The classic Fleetwood Mac song Stevie Nicks wrote in five minutes: “The best thing I can do”

Before joining Fleetwood Mac, Stevie Nicks would still have been considered young in almost any other walk of life. However, the music industry is a cruel business that rarely gives people a second chance. Instead, the machine never stops turning and finding a new star to pluck from obscurity into the lights.

While Nicks wasn’t a widely known figure before joining Fleetwood Mac, she felt her shot at becoming a superstar musician had passed her by and been wasted. She’d already released a major label album with Lindsay Buckingham, which was a commercial failure, and although she was still only 27, Nicks believed it was now or never if she was to achieve her dream.
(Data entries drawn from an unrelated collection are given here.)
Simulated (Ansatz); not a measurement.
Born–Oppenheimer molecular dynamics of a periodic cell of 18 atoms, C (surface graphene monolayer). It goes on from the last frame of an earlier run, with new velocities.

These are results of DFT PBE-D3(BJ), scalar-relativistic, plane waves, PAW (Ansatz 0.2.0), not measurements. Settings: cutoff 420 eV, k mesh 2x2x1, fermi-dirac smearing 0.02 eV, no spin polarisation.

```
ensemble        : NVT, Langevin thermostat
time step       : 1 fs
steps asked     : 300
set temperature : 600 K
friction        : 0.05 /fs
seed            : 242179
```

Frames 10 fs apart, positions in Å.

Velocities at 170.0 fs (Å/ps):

With the benefit of hindsight, the chance to become Fleetwood Mac’s vocalist appears to be a golden opportunity, but it was a very different proposition in reality. They were going through a transitional phase, and there were no guarantees that the new line-up, involving Buckingham and Nicks, would galvanise. Nevertheless, Nicks wasn’t taking any of it for granted and treated it as if her livelihood depended on it.

After being dropped by Polydor Records in 1974, Nicks’ parents were worried about her future. Her father told the singer she had six months to make it work or she’d have to return to the real world. During this time, when everything was up in the air, Nicks and Buckingham moved out to Aspen, Colorado, which proved to be the perfect antidote to the anxiety about her musical career. Her parents had offered to send her to college if she wanted to sacrifice her artistic ambitions in exchange for a normal life.

Speaking to VH1 Storytellers in 1998, Nicks recalled how that conversation with her parents stayed in her mind and led to her writing ‘Landslide’, which materialised in a matter of minutes. She explained: “The story of ‘Landslide’ everybody seems to think that I wrote this song about them. Everybody in my family, all my friends, everybody… and my Dad, my Dad did have something to do with it, but he absolutely thinks that he was the whole complete reason it was ever written.”

She continued: “I guess it was about September 1974, I was home at my Dad and Mom’s house in Phoenix, and my father said, ‘You know, I think that maybe… you really put a lot of time into this [her singing career], maybe you should give this six more months, and if you want to go back to school, we’ll pay for it and uh, basically you can do whatever you want, and we’ll pay for it’. I have wonderful parents, and I went, ‘Cool, I can do that.'”

After their conversation, she moved to Aspen, still thinking about her parents’ offer. Nicks believed a ticking time bomb was on her career, and suddenly, the lyrics spilt out of her within five minutes while she was experimenting on the guitar. Little did she know it, but that five-minute period would create one of her most defining artistic moments. She said in 1992 to In the Studio with Red Beard: “‘Landslide’ I wrote on the guitar, and it’s another one that I wrote in about five minutes. But see, when I’m really thinking about something. I mean when something’s really bothering me, again, the best thing that I can do is go to the music room, or to the office, where I can write.”

At the time of writing ‘Landslide’, Nicks had no vehicle to release the song after losing her record deal. Then, the call came from Mick Fleetwood to join Fleetwood Mac, and the song found a home on their self-titled 1975 album. It immediately proved her songwriting credentials to the rest of the band and was one of the three tracks she wrote for the LP. While it was shockingly never elected to be released as a single, it became an immovable part of the band’s setlist for decades to come and one of their most beloved creations.